Weird title, right? How can Happiness be a pain…

I am writing something after a long long time, there was a time back in college days to years immediately after that when there was so much to write, there was so much to talk, there was so much to feel.

Then we got busy with our jobs and then marriage and a Settled life…

Marrying your best friend and your life has its perk that somehow you attain Nirvana – A different sort of Nirvana perhaps.

One where life is too comfortable, you are never alone, and you have a basic lack of any pain in your life…

Now even Nirvana has a problem, the lack of pain gives you a writer’s block…

Not just that. When collectively everyone around you and all your close friends attain this stage, you reach a point when you start missing your friends. Not that they have gone anywhere but the things you used to talk changes, the emotions and feelings you used to share changes and things like jobs, etc. take center stage.

This is what I call the pain of happiness!!

Induced pain is what’s making me write this, this is not real.

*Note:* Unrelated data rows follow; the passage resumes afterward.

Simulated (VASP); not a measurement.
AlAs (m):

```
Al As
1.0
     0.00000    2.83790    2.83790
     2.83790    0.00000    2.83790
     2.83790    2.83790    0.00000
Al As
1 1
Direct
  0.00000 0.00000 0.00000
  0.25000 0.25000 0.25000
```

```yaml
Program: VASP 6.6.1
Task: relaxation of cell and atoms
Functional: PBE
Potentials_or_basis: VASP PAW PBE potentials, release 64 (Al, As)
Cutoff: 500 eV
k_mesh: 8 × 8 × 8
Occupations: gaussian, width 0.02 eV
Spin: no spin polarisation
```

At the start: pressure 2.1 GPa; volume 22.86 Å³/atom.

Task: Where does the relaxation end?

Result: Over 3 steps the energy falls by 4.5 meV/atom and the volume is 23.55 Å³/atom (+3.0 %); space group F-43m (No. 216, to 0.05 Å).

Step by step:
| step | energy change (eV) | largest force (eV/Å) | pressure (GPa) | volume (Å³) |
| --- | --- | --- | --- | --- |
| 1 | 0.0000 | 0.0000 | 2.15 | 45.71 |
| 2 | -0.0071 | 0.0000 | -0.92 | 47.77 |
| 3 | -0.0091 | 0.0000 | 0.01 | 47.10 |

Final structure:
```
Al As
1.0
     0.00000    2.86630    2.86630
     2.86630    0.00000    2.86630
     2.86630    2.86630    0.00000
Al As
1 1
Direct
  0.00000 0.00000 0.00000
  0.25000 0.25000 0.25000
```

There was pain that we always carried around, There were songs that we enjoyed because of that pain which had to go when we had someone in our life as a partner who is so understanding that you don’t even need words to tell them how you feel, someone you don’t feel the need to hide anything from and someone who not only knows and is cool when you are checking out someone else but at times even poke you to checkout someone!

The reality was those heart to hearts, talking about our crushes and one-sided loves. The feeling of liking someone and helping friends to write just the right words to send to there crushes.
No matter what but talking and sharing feelings is what defined the strength of friendship.

We are all settled now, Happy now… We still meet and talk about jobs, we talk about money, politics and so many things even maids…
But those intense talks, those deep emotions have lost, our pain is different now it’s mostly professional and no longer emotional…

There’s nothing wrong with it, after all, we have grown up, we have matured we have settled...

But I have a Void now…  
इस सुकून की ज़िन्दगी में दर्द ढूंढ़ता हूँ में...  
जिसे  शब्दों में पिरोह सकूँ वो आंसू  ढूंढ़ता हूँ में,
दो पल दिल की बात कर सकूँ वो एहसास ढूंढ़ता हूँ में, 
फिर जिससे जज़्बात बाँट सकूँ वो दोस्त ढूंढ़ता हूँ में, 
 ŕ¤‡ŕ¤¸ सुकून की ज़िन्दगी में दर्द ढूंढ़ता हूँ में...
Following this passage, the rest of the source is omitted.